Matthew’s current favorites are J.J. Johnson and Bennie Green, and some of his regard for them can be heard in his work. But there is even more in his driving, plunging style that is strictly Gee; and is it high time that a lot more people were able to appreciate just how much jazz that is. (Also strictly his own, it should be noted, are the in-tempo guttural throat sounds with which – in some totally unexplainable way – Gee occasionally seems to answer himself while playing!)

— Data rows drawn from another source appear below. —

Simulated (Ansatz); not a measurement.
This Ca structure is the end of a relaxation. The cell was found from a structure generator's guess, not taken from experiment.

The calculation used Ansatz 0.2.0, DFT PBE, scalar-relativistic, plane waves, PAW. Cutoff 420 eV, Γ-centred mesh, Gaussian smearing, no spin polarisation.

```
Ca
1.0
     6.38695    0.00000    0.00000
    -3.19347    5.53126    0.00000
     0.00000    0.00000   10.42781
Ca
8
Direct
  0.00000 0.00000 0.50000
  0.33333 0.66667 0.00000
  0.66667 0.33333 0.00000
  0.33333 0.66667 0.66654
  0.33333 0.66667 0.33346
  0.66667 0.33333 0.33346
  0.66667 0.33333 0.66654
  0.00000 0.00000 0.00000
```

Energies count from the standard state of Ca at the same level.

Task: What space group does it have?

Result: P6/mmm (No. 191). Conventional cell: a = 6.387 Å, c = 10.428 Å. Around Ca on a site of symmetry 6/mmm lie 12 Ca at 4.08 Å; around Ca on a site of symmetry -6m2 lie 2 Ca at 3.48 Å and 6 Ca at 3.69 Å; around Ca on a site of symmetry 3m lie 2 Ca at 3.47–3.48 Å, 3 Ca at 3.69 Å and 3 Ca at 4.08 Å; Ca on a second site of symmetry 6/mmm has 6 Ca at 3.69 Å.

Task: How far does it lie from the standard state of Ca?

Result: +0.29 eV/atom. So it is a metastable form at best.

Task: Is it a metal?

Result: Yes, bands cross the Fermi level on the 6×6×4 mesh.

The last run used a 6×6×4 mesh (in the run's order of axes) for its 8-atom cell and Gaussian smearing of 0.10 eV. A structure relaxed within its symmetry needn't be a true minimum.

The supporting cast here rates its “all star” billing. On the Septet numbers, Frank Foster, a current mainstay of the Basie sax section, is in particularly rich form. Kenny Dorham, one of the original Jazz Messengers and now leading his own Jazz Prophets, is one of the major trumpet voices on the present scene. Cecil Payne, who can also be heard prominently on Riverside RLP 12-214 (with Randy Weston), demonstrates again his amazing agility on baritone sax. The Quintet features Ernie Henry, one of those rare alto players with a definite sound and ideas of his own in addition to the inevitable debt to Charlie Parker. (Both the playing and writing of Henry – whom we at Riverside consider destined for near-future stardom – are featured on RLP 12-222).
The rhythm section is sparked by Art Taylor, whose drums are especially vital to the free-wheeling drive of the Septet tracks. Joe Knight, a young Brooklyn pianist, takes limited solo space but but provides notably solid support throughout. Bass is shared by the formidable veteran, John Simmons and the highly-regarded newcomer from Chicago, Wilbur Ware (whose chorus on Lover Man offers a taste of just how much he has to offer.)
Finally, a note on a couple of those – as usual – cryptic titles for the originals. Kingston Lounge is a Brooklyn club in which Matthew has worked numerous dates; The Boys From Brooklyn honors the fact that a majority of the musicians on hand are from that borough; and Billy Massey left town before anyone could find out what Joram means.